Discussion in 'General Electronics' started by Peter Lowrie, Nov 15, 2003.

  1. Peter Lowrie

    Peter Lowrie Guest

    13 November 2003.

    Announcement: Press release embargo until 15 November 2003.

    Light Emitting Diode (LED) Intensification Breakthrough in New Zealand
    laboratory.

    Using ultra-small electronic componentry to intensify (make brighter)the
    ubiquitous LED, the LED output can be increased by up to four times without
    blowing them up as would be expected when you shove too much voltage into
    them. The Free Electron laboratory technicians in Lower Hutt, North Island,
    New Zealand have developed a device to intensify LED's by overpowering and
    cooling LED's to make an otherwise mediocre LED shine furiously bright.

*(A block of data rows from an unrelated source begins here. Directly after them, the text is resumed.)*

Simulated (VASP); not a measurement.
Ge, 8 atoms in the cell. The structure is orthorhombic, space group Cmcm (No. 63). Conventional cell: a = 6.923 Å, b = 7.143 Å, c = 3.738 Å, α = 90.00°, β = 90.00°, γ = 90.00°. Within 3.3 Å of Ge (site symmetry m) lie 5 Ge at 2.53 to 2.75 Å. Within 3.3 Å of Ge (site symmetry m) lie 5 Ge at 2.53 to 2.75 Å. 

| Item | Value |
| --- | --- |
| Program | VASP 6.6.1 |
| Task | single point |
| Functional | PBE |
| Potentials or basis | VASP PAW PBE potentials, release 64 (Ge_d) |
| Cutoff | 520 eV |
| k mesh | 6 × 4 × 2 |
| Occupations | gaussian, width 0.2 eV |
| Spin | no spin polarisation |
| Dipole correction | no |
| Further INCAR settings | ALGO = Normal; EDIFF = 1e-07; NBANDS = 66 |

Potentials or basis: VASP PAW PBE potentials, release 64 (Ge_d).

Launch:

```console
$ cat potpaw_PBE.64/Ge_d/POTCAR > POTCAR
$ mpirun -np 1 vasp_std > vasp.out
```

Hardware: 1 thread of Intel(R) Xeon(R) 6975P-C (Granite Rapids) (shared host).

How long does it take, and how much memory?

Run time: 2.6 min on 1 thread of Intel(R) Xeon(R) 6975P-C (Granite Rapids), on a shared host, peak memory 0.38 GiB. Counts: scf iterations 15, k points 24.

    Given the headlong rush to more Lumens per Watt and the wide range of
    applications that LED's lend themselves to, it is surprising that such
    an add-on component has not, before today, been developed. The LED
    Accelerator brings a solution to bear upon the problem of otherwise poor LED
    luminosity performance. At an increasing rate LED's are being used in
    industry, transport, home and personal lighting, security, communications,
    toys and consumer electronics, the future is bright then, for a company
    that will manufacture and distribute the LED Accelerator.

    In the next few days it is expected that rights to the device will be
    auctioned by eBay and at other auction sites in Europe, and Australasia.

    http://www.geocities.com/ledaccelerator

    This press release was provided by:

    Peter E. Lowrie.
    Chairman,
    Free Electron.
    High St,
    Lower Hutt, 6009.
    New Zealand.
    ++64-4-9766712
     
  2. Peter Lowrie

    Peter Lowrie Guest

    Time to update information for detractors, supporters and other souls kind
    enough to provide feedback herein:

    The circuit does not change the colour of the LED.

    Most LEDs do not operate at 100% duty - brake lights for example, life
    reduction expectancy therefore UP TO 30%.

    The circuit does not directly influence the efficiency of the LED, it just
    allows a higher voltage to be safely applied to the LED.

    In this incantation the circuit is designed for arrays of LED's, such as
    traffic lights, indicators and tail lights. It's use will be more
    applicable, therefore, to interior lighting, automotive, traffic and
    industrial applications.

    The low power version sinks 1 Amp, and the power device <4 Amps - which is a
    huge output so far as LED applications are involved. At the four Amp rating
    8 devices could easily power aircraft runway lights.

    -------------------------------

    A typo on the website has been fixed.

    Thankyou for suggestions insofar as Lumileds and Luxeon are concerned.

    Do please post on-topic communiques to this NG rather than posting emails as
    is the want in NG culture.

    An announcement will be issued shortly as to auctioning the rights to
    use/manufacture the device.

    Yours faithfully

    Peter E. Lowrie.
    Chairman,
    Free Electron.
    High St,
    Lower Hutt, 6009.
    New Zealand.
    ++64-4-9766712
     
  3. TrAI

    TrAI Guest

    Hmmm... Is it an integrated circuit for pulsing leds higher than they
    are rated? A LED flasher with high frequency so the LEDs have a little
    time to cool down between each pulse, but does look like its
    constantly on?
     
  4. Peter Lowrie

    Peter Lowrie Guest

    Hmmm... Is it an integrated circuit for pulsing leds higher than they
    You a V.smart cookie.

    :peter Lowrie
     
  5. Peter Lowrie

    Peter Lowrie Guest

  6. TrAI

    TrAI Guest

    Hmmm... I was just a little currious about the breakthrough part,
    really... Overdriving LEDs has been done before, some LEDs even have
    maximum current for a pulse of a specific duration, heat dissipation
    and so on in their datasheet ...

    But I don't want to be nosing in to your industrial secrets or
    anything, sorry...
     
  7. Klein

    Klein Guest

    http://www.geocities.com/ledaccelerator

    I'll be interested to see if the announcement is picked up in the
    mainstream -- Science Magazine, EE Times, IEEE publications, and so on.
    It's hard to associate a genuine scientific breakthrough with a Geocities
    web page.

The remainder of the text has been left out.